American Eagle is betting its future on the rollout of the Aerie lifestyle brand and as a leader on inclusivity, but the retailer’s progress hit a snag in the third quarter as both gross profit and operating income fell, according to the company’s quarterly earnings report.
The retailer’s gross profit margin for the quarter ended Nov. 2 declined to 38.2% as a rate of revenue, or $407 million, from 39.8% ($399 million) for the same period in 2018, while its operating income dipped to 9.7% ($103 million) compared to 10.8% ($109 million).
CEO Jay Schottenstein said that weaker demand for some of its apparel goods led to higher markdowns, according to a statement. Such discounts, in turn, damage margins.
“Anyone can increase sales when you mark down products,” cautioned Bruce Winder, co-founder and partner of the Retail Advisors Network consultancy. He added that American Eagle, which experienced its heyday as a brand 10-to-15 years ago, is going to have difficulty selling its goods at full price.
Challenges for American Eagle include competition from a plethora of new brands online and a shift in spending by Generation Z, who already have limited budgets, toward electronics and experiences and away from apparel, Winder said.
American Eagle didn’t provide much optimism for the fourth quarter, with management expecting flat comparable sales and earnings per share of between 34 and 36 cents, versus 43 cents for the same period a year prior. And that’s excluding asset impairment and restructuring charges.
The mall-based retailer saw comparable sales at American Eagle stores increase 2%, though that was down from 5% for the same period a year prior, while Aerie’s grew 20% versus 32% last year. Comparable sales measure sales growth for stores and channels open at least one year over the comparable period in the prior year.
“They have successfully positioned Aerie as the antithesis of Victoria’s Secret, specifically with how they communicate individuality,” said David Lemley, president and head of strategy at Retail Voodoo. The chain’s message of inclusivity includes that beauty comes in all shapes and sizes, he said.
Even so, the company needs to be wary of expanding the lingerie-turned-lifestyle brand “too far, too fast,” Lemley said. “The risk a retail chain takes on when expanding rapidly is largely financial.”

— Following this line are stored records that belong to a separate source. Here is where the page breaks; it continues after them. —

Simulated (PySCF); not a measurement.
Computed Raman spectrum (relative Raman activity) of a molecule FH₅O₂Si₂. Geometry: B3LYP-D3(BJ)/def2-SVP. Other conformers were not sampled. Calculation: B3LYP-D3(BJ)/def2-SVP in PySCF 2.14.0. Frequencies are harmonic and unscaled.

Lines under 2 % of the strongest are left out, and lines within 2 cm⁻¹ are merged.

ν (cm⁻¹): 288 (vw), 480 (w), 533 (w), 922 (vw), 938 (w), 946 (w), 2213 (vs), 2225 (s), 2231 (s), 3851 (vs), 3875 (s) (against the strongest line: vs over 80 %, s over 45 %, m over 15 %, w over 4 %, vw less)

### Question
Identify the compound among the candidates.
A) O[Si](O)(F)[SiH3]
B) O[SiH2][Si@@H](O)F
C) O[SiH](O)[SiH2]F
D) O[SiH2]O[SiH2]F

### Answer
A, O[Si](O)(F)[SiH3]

Overhead and the need for same-store sales growth to keep board members and investors happy can put extra pressure on the brand to go for volume rather than margin, Lemley explained. As a result, rapid expansion threatens to produce a watered-down format that may not survive a competitive, omnichannel retail environment. “More doors of the same products that aren’t an experience isn’t a long-term solve,” he concluded.
In the latest quarter, American Eagle shelled out $58 million on capital expenditures, which included the cost of new store openings and renovations. The retailer opened six American Eagle stores during the quarter, increasing the total for that banner to 945, which includes 170 Aerie side-by-side locations. And it opened 12 standalone Aerie stores and closed one, for a total of 142 locations.
Despite the challenges, Winder said that retailers with a healthy balance sheet and a strategy that embraces new values have a shot at turning themselves around.
Concurring with Lemley, Winder said that American Eagle has had success being more inclusive with a larger range of sizes for different body types. He said the retailer, and brands like it, can build on that progressive image by being a leader in not only inclusivity, but also environmental protection, for example.
“Brands that have a cause, and don’t burn down the planet or hurt workers” have appeal to Gen Z, Winder said, though he noted that such strategies take time.